Princess Diana of Themyscira was sculpted from clay by her mother, Queen Hippolyta, brought to life by Aphrodite and bequeathed her superhuman powers by the Greek gods. Over the 75 years she has been kept off the big screen, her fitful appearances on the small screen, most notably in the Lynda Carter TV series and on animated shows like Super Friends and Justice League, have made it easy to forget that Wonder Woman is not one of us. She wasn’t bitten by a radioactive spider or transformed by some environmental cataclysm and instead was born a demigod, above and apart from the flaws and frailties of humankind.
Of the many things the new Wonder Woman gets right, the first and most important is a triumph of scale, of emphasizing the alien immensity of Princess Diana before she mingles with humans and accepts her civilian alter ego, Diana Prince. In that respect, director Patty Jenkins has successfully modeled the classicism of the original 1978 Superman, which also builds up the alien mythos of its hero before Clark Kent turns up in nerd glasses and identifies more closely with the denizens of his adopted planet.
It’s not unfair to say that Jenkins has gone the conservative route, adopting a risk-averse strategy that is closer to the tightly managed Marvel Cinematic Universe than that of Wonder Woman’s DC Comics. With its World War I adventure plot, in fact, Wonder Woman could be tagged a gender-reversed Captain America: The First Avenger. But the conservative choice also happens to be the right one, and the film has the scale and storytelling clarity to sell the mythology and give Princess Diana the stature her many titles suggest. Here, she is a figure of remarkable totemic power.

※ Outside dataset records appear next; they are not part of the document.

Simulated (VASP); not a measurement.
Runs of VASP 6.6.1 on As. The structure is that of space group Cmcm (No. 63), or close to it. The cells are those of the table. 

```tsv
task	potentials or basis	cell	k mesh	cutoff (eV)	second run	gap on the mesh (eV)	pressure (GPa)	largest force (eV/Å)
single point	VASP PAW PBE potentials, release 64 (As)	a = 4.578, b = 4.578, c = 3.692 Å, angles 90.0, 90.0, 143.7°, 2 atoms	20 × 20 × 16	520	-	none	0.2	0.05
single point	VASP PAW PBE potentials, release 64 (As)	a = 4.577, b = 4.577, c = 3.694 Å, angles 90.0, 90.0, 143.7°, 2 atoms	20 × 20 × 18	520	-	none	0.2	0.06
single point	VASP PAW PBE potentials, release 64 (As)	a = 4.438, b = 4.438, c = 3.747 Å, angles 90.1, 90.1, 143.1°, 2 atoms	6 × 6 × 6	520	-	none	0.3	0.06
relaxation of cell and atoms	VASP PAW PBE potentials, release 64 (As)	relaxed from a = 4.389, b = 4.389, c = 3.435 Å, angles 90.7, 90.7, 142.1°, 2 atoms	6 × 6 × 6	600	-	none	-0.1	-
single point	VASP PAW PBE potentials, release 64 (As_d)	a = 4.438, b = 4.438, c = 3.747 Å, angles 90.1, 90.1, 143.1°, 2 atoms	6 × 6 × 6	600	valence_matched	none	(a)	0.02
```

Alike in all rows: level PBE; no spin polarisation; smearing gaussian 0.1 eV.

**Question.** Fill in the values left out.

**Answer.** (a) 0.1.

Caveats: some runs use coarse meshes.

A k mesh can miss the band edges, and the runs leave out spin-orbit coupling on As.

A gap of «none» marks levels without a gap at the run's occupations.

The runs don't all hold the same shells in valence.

The most critical stretch of the film — and the best — comes at the beginning, when Diana (Gal Gadot) is growing up among the other Amazon women on Themyscira, an island cloaked by an invisible shield to protect its inhabitants from Ares, the god of war. Over the objections of Queen Hippolyta (Connie Nielsen), Diana starts training with her aunt, General Antiope (Robin Wright), for the epic battle they’re all certain will eventually reach their shores. For as long as it remains untouched, the island is an appealing feminine utopia of benevolent values and esprit de corps, a powerful contrast to the fractious world outside its magical borders.